While commonly seen today, Venetian masks have a rich history that many people are unaware of. Made from papier-mache and gaudy accessories, these masks have been used for pageants, decoration and even for hiding for centuries.
Venetian masks were first made in Venice, Italy, beginning around the start of the medieval period.
Venetian masks are made from a papier-mache base, and are then decorated in a variety of ways. These accouterments can include paint in wild colors, beads, jewels, feathers and even fur.
The original purpose of the Venetian mask was to provide its wearer with anonymity, during a time of religious and moral persecution.

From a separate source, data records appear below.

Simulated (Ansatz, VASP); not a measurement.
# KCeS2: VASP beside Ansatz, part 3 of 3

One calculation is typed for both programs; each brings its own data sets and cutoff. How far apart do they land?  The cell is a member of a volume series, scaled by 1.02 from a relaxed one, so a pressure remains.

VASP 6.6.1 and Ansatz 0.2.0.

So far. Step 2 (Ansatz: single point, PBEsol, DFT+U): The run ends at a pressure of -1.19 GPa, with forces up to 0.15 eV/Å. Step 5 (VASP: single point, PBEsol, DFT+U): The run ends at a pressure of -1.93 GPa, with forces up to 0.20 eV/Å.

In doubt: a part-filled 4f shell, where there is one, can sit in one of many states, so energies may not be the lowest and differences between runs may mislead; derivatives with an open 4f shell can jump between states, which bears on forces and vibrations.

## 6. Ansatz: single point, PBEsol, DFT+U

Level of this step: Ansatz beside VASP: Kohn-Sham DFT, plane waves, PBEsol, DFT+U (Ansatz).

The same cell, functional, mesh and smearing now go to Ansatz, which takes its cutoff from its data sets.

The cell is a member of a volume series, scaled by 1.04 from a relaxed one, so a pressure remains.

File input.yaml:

There are a number of different Venetian masks, from the Bauta (a full-face, heavily gilded mask with no mouth line), to the more famous Columbino (a half mask which is attached to a stick that is held up to the face). There are more types, including Harlequin pattern of checkered black and white, and masks with huge noses and pursed lips.
How to make Paper-Mache
Ingredients are water, flour and newspaper. To make this paper mache paste, simply mix together 1 part flour to 2 parts water. Bring to the boil and simmer for 3 minutes until a consistency like thick glue appears. Add a tablespoon of salt to help prevent mold.
How to make a mould for the mask.
With a pair of sharp scissors, cut the milk jug in half from top to bottom. You can use the handle side of the jug or the other side, whichever looks like it will produce the most interesting mask. Soak and remove any labels. Rinse and dry thoroughly.
Hold the jug half upside down and envision what your paper mache mask warrior will look like. The jug handle will serve as a nose. Using a craft knife, cut eye holes in the jug. You can make them round, triangular, or rectangles.
Use the natural lines, circles or other physical characteristics of your particular jug to enhance the design. We used the round indentations on the milk jug to make big saucer-like eyes on one of the masks pictured here.
Dip a newspaper strip into the flour mixture to coat, and apply it to the mould horizontally. Add another strip slightly overlapping the first. Continue this process until the entire mold is covered. Wrap short strips around the eyeholes from front to back of mask. Let the first layer dry completely.
Each layer will take up to 24 hrs. to dry,so cover your leftover flour mixture and place in the refrigerator overnight to prevent spoiling. When you’re ready for the next layer, just microwave it for about one minute. This way it’s nice and warm to work with!
Apply a second layer to the mould, this time angling the strips in a horizontal direction, and overlapping. This second and final layer should be made from torn strips of white computer paper. This allows for easier paint coverage when it’s time to decorate.
On The Other Hand: One can buy pre-made masks in any good art shop for approximately 90cent per mask and just paint!